Alumni reflect on Green Key

Whether they were roasting stolen pigs, hunting down women, drinking alcohol or just working, alumni interviewed by The Dartmouth said they had strong memories of what Green Key Weekend was like during their careers at the College.

Alumni who attended the College before it became coeducational in 1972 said they had vivid memories of Green Key - perhaps because the weekend was a drastic change from day-to-day life on campus.

Jack Nevison '66 said he figured out early in his career at Dartmouth that the dating scene was not for him. But he said for most students, the focus of Green Key was on locating women.

Nevison said Dartmouth men started racking their brains three or four weeks before the weekend to think of any woman they had dated over the summer or met in some other context. Then, they called the various women on their lists, hoping that one would agree to come to Hanover for Green Key.
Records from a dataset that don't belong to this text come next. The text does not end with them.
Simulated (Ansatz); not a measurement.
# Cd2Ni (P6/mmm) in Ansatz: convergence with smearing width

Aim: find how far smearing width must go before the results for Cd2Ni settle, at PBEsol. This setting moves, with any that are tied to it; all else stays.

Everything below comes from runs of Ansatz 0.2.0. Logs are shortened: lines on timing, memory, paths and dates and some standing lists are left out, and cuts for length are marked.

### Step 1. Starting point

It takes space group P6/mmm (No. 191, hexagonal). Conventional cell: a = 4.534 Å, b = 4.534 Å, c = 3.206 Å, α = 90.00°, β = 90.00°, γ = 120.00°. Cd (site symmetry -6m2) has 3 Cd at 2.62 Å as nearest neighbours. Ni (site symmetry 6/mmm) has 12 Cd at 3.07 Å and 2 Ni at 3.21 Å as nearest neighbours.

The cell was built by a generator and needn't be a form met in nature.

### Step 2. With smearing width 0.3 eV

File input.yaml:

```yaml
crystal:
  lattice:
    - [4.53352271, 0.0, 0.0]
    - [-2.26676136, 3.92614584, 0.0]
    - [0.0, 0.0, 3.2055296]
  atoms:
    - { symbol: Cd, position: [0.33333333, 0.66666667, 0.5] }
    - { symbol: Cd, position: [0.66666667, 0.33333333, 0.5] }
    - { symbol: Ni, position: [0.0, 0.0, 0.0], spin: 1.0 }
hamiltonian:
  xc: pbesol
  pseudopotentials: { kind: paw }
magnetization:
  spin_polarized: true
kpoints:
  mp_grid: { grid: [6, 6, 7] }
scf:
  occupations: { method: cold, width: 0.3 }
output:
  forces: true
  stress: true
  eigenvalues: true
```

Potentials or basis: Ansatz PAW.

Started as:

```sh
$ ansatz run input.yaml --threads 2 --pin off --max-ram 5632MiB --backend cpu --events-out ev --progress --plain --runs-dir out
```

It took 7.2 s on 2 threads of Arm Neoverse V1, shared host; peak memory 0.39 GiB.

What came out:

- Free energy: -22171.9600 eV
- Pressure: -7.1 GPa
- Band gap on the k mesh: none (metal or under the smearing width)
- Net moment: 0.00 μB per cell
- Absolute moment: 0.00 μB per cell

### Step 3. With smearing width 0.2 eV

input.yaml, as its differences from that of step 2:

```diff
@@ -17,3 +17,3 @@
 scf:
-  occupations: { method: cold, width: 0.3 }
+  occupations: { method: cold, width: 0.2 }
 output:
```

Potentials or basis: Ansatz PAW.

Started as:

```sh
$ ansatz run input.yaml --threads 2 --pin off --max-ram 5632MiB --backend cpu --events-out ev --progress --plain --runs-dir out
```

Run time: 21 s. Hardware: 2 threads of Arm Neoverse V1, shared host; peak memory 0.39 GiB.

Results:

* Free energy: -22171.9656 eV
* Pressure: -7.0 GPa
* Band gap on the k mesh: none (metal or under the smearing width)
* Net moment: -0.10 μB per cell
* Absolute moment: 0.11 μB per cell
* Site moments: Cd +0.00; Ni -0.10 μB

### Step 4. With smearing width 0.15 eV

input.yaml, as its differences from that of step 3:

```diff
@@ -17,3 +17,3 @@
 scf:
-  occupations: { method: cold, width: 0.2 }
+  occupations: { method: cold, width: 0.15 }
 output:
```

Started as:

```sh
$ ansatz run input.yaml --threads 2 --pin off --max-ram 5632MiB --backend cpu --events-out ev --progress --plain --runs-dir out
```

"They used to post the shoot-down letters on bulletin boards," he said.

Nevison said the men's efforts to find women to visit for the weekend were "pathetic lunges at a social life in an environment where it was problematic at best to maintain any kind of relationship with anyone."

He added, "The big weekends were magnificent in that they tried heroically to generate social events. But on the other side of that coin, they were also sort of sad testimony to the bleak day-to-day social life of an all-male institution."

Blair Wood '63 said the big weekends were much more than indications of the dull dailysocial scene at the College - especially Green Key, which was a "nice weekend just because there wasn't much structure to it."

Wood said Green Key weekends were "always everybody's favorite." He said outdoors activities including volleyball and picnics were popular.

Wood said his memories of Green Key during his senior year are particularly fond.

"I invited a young lady to go skiing up at Tuckerman's," he said. "That was my first date with my wife."

The two have been married now for 35 years.

Wood also remembered one year when his fraternity, Phi Psi, abducted another fraternity's pig that pledges had to take care of and fattened it up over the winter at one of the brother's Vermont farms.

Before Green Key, the brothers in Wood's fraternity went to the library and checked out a book about roasting pigs. After studying up, the brothers dug a pit, slaughtered the pig - plenty fat by then - and cooked it.

Wood said they ate the roasted pig at the annual Green Key picnic, boxed the head and delivered it to the fraternity to which the pig belonged.

John Damon '61 did not have specific stories about Green Key, but he remembers it as a relaxing spring weekend in which students "sort of meandered around campus looking for what was happening."

"Everybody likes a party in the spring, with the sun up and the hormones running," he said.

He remembered that professors were "fairly understanding on Monday," and 8 a.m. classes were not very well attended.

Damon was a rower when he was a student at the College, and he said he thinks he spent all of his Green Key weekends on the Connecticut River, where there was always a big turn-out to watch the home races that took place over the weekend.

None of the pre-coeducation alumni who spoke with The Dartmouth remembered a significant emphasis on drinking.

"Having a drink available when you wanted it was the drill, but most people were fairly responsible," Damon said.

However, Kathy Reilly Gross '85 said Green Key and other big weekends at Dartmouth "were an excuse for big parties with a lot of drinking." But she said the big weekends, especially Green Key, also brought the student body together.

"It's a real Dartmouth party," she said.

Some alumni remembered alcohol playing a secondary role to drugs.

Although Nevison remembered making "the world's worst alcoholic mixture" one year - a concoction of orange or grape soda and vodka - he said marijuana use was more popular than drinking when he was a student.

"The thing people did after they had their [marijuana] brownies was they turned up their music," he said. He remembered that some students set up sound systems in their dormitory windows, particularly during Green Key, and blasted music.

For Alton Thorpe '40, Green Key was less about dates and drinking and more about work.

He was paying for his college education, and he said "I didn't have a date. It was just something that went on that I didn't get involved in, except to get a job."

All alumni who spoke with The Dartmouth thought big weekends like Green Key were worthwhile in some way.

According to Gross, Green Key is more Dartmouth-oriented than Homecoming and Winter Carnival because fewer non-Dartmouth students are on campus.

"It celebrates a lot of the positive aspects of Dartmouth," she said.